Data Analytics Blog: Data Modeling

Showing posts with label Data Modeling. Show all posts

Wednesday, June 8, 2011

Data Modeling: Schema Generation Issue with ERwin Data Modeler 7.3

We are using Computer Associate's ERwin Data Modeler 7.3 for data modeling. In one of our engagements, we are pushing data model changes to the physical database (Oracle 11g R2) via ERwin's Forward Engineering / Schema Generation functionality.

The Forward Engineer / Schema Generation wizard offers the "Physical Order" option under "Column". Checking this box is supposed to force the ERwin DDL generation engine to preserve the column order (i.e. the column order in the physical database must match the column order in the logical/physical model).

Problem: Even though our data modelers pay very close attention to the column order in the logical and physical model in ERwin, the Forward Engineering / Schema Generation process seems to lose the physical column order when generating the DDL (even though the "Physical Order" option is checked). Thus, the column order in the Oracle database never matches with the column order in the ERwin data model.

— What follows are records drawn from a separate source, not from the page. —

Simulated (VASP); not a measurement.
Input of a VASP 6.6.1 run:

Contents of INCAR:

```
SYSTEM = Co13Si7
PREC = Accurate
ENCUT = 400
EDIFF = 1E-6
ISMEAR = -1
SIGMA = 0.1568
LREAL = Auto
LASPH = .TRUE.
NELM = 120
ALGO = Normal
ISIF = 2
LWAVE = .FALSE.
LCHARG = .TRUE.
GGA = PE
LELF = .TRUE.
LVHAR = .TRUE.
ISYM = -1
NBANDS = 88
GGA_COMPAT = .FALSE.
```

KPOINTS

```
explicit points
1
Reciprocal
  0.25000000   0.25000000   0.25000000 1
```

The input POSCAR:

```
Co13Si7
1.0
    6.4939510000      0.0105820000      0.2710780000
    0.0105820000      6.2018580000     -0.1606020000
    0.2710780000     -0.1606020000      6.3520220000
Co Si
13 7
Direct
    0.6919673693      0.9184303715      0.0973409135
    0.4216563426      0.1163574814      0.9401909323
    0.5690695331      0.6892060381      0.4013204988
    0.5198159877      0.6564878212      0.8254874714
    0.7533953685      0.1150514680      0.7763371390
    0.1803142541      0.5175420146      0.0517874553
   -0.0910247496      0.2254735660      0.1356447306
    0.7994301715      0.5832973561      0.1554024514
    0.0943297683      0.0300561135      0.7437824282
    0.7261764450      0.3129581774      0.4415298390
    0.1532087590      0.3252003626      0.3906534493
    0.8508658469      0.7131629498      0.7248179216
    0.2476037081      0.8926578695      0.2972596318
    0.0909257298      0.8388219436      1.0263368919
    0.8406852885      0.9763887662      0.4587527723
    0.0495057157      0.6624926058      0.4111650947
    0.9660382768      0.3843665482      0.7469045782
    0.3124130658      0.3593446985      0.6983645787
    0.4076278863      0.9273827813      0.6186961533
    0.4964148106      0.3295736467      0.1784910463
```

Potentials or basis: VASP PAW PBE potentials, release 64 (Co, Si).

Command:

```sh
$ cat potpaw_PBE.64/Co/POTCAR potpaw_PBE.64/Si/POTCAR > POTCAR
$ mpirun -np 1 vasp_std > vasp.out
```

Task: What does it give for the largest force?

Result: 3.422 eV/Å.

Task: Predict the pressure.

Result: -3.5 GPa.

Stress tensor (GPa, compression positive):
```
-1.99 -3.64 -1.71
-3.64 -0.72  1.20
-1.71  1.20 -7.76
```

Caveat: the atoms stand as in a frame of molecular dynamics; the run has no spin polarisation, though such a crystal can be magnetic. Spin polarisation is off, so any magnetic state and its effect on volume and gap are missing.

Solution / Work-Around: This is a bug as the behavior of this option seems to be inverted. If you want to preserve the column order, the "Physical Order" must be un-checked.

Thursday, December 2, 2010

Modeling Multiple Helper Tables in OBIEE

Problem: Dimensional modeling is the preferred method of organizing data in OBIEE but at times the standard configuration for a dimensional star does not represent the way data is collected in the source system.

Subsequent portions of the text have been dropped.